The first album by The Blue Nile that I really engaged with – got really hooked on – was the band’s (at this stage) last. High. I love that album. I really dig A Walk Across The Rooftops (see here for my Vinyl Countdown story about that – even though it’s really about High also) and Hats. And though it’s just about never listed as the favourite I also like Peace At Last as well. But I don’t care if it’s sacrilege: my favourite album is High.
One of the great things about music is that it’s always there – the good stuff anyway. It can still sound great if you discover it later than anyone else and I like to remind myself of that (often) in these click’n’drag days when we’re all posting links on Facebook and being sent emails with music suggestions.
I first heard High when it was released in 2004 – I knew about The Blue Nile and had heard bits from Hats and Rooftops but High was the first full album experience for me. I heard it because I was working in a music store. Someone else working in the shop decided to play it. And I loved it as soon as I heard it.
High reminded me, in some (slight) way, of Leonard Cohen’s Ten New Songs. Mostly because that album had been a favourite – but I guess I heard in it something similar in the space the lyrics were afforded; simple instrumental treatments that offered room for the singer to breathe and for the listener to engage.
I like (a lot of) music that takes its own sweet time.
I like (a lot of) music that makes you do the work; that refuses to meet you halfway – you do the work as the listener, you are required to bring something, some form of understanding.
This was the case for me when I got hooked on the Kate Bush albums.
Maybe I felt a similar way about The Blue Nile’s High (at the time) as I did about Kate Bush’s 50 Words For Snow when that was released.
Leonard Cohen, Kate Bush and The Blue Nile might not all be obvious bedfellows – then again they might be. Certainly they share a confidence and commitment in the writing – think what you want about the vocal stylings, the wafting passages of music, the fact that some of the musical arrangements are borderline-laconic – it all hangs (and hangs together) because of the writing – and for the writing.
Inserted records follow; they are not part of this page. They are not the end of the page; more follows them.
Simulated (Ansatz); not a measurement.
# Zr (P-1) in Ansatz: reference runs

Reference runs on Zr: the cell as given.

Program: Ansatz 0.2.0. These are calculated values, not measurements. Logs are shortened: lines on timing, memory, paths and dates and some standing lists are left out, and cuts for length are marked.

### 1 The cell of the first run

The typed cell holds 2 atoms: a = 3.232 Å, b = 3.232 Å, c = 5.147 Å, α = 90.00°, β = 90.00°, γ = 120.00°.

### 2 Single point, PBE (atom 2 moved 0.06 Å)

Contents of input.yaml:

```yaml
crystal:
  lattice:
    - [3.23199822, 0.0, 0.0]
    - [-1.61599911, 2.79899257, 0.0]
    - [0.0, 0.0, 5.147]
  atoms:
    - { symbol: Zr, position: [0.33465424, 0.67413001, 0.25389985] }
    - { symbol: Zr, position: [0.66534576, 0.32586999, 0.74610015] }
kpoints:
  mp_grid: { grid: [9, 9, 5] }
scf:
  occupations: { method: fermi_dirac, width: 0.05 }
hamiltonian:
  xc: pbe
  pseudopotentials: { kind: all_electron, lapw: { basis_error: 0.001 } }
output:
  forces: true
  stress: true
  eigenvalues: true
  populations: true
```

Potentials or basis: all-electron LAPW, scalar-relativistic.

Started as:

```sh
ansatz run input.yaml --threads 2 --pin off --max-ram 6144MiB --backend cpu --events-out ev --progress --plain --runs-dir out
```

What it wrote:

You listen to High by The Blue Nile and you hear a bunch of songs that would feel correct to experience at 3am whether you were the only person in the room, or if you were surrounded by some of your very best friends. Alone or in company – the loveliest sound as a happy, warm experience or as a sad and blue experience. Beautiful either way.
I remember thinking that when I first heard High. And every time since. The other Blue Nile albums (especially Hats and Rooftops) have something of that sound and mood too of course. But I heard it most (and best) with High. And that won’t change. I like that.
Can you think of an artist that you arrived at very late and it’s their most recent album that remains your favourite even if it did send you back to the earlier albums? You can like the early albums too, sure, but it’s that last album that you heard first that does the trick for you. There’s no need to rush. The good music will always be there to discover and fall in love with. And when you listen to anything by The Blue Nile you get the feeling that there’s no rush at all. I like that a lot.